It has been my experience that if you want to get a school board member riled up, just bring up charter schools in the conversation. There are few other education topics that get the heated attention and disdain that charter schools do. Words like “waste,” “fraud,” “abuse,” and “cherry picking” will soon enter the conversation, and at that point all hope of a pleasant dialogue is lost.

Given my 28 years of experience as a board member, I have seen both successful and unsuccessful charter schools. Likewise, I have seen both successful and unsuccessful public schools. And, many states have “open enrollment” policies. Parents, if given an option, will often move their child from a struggling school to another school if the issues impacting the struggling school are not getting resolved.

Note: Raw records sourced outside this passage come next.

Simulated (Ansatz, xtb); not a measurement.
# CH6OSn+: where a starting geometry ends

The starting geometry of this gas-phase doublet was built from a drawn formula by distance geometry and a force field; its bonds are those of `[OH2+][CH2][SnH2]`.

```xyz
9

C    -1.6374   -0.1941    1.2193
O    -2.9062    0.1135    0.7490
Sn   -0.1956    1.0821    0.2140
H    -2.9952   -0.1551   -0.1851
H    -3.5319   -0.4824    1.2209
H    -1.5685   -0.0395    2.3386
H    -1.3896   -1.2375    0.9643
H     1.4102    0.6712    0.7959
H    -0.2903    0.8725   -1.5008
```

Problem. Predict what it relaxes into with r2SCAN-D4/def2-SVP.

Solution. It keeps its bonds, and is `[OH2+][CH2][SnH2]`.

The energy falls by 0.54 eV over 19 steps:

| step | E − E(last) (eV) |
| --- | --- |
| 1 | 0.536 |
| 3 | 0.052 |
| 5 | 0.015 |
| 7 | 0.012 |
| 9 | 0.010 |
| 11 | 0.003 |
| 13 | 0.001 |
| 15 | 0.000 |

I am from California, a state that is considered by some to be the birthplace of the charter school movement. Since the passage of the California Charter Schools Act over 25 years ago, it’s earned the distinction of being the state with the most charter schools (almost 1,300) and the largest student enrollment in charter schools (over 600,000). That’s 10 percent of the state’s public school population. By the way, California also has the most public schools and public school students.

In California, there seem to be many issues with what I refer to as “for-profit” charter schools-—those that generate substantial funds for their corporate owners. The “for-profit” charters, sometimes referred to as “independent” charters, in my opinion, do not provide adequate oversight or demonstrate effective academic accountability and are motivated by profit.

There are also charters that are not-for-profit and are chartered under the control and review of the local board of education. It’s been my experience that these schools tend to be more accountable and are held to academic standards. These schools also are known as dependent charters, that is, dependent on the board that approved their charter.

We have four dependent charter schools in the Santa Rosa City Schools district. Each school provides parental choice and brings together students with similar interests.

The Accelerated Charter School fosters students’ critical thinking skills. Classes have a strong math and science focus and are designed to meet and exceed state standards.

The Charter School for the Arts is a school community that provides an academically rigorous program using an arts-integrated approach.

The Cesar Chavez Language Academy believes that the best setting for educating linguistic minority students is when two languages are used without apology and becoming proficient in both is considered a significant achievement.

And finally, our French-American Charter School provides a strong academic curriculum in French and English, giving students the opportunity to thrive in the global diversity that represents our world today.

I am very proud of my district’s dependent, or not-for-profit, charter schools. Each of them is held to the same rigorous standards as regular public schools, differing only in their delivery methods, mode of instruction, and the choice of materials that are decided at the site level. These differences allow the teachers to differentiate their instruction according to their students’ unique learning styles.

So, perhaps we shouldn’t put all charter schools under one umbrella. Is there such a thing as a good charter school? Mais, oui!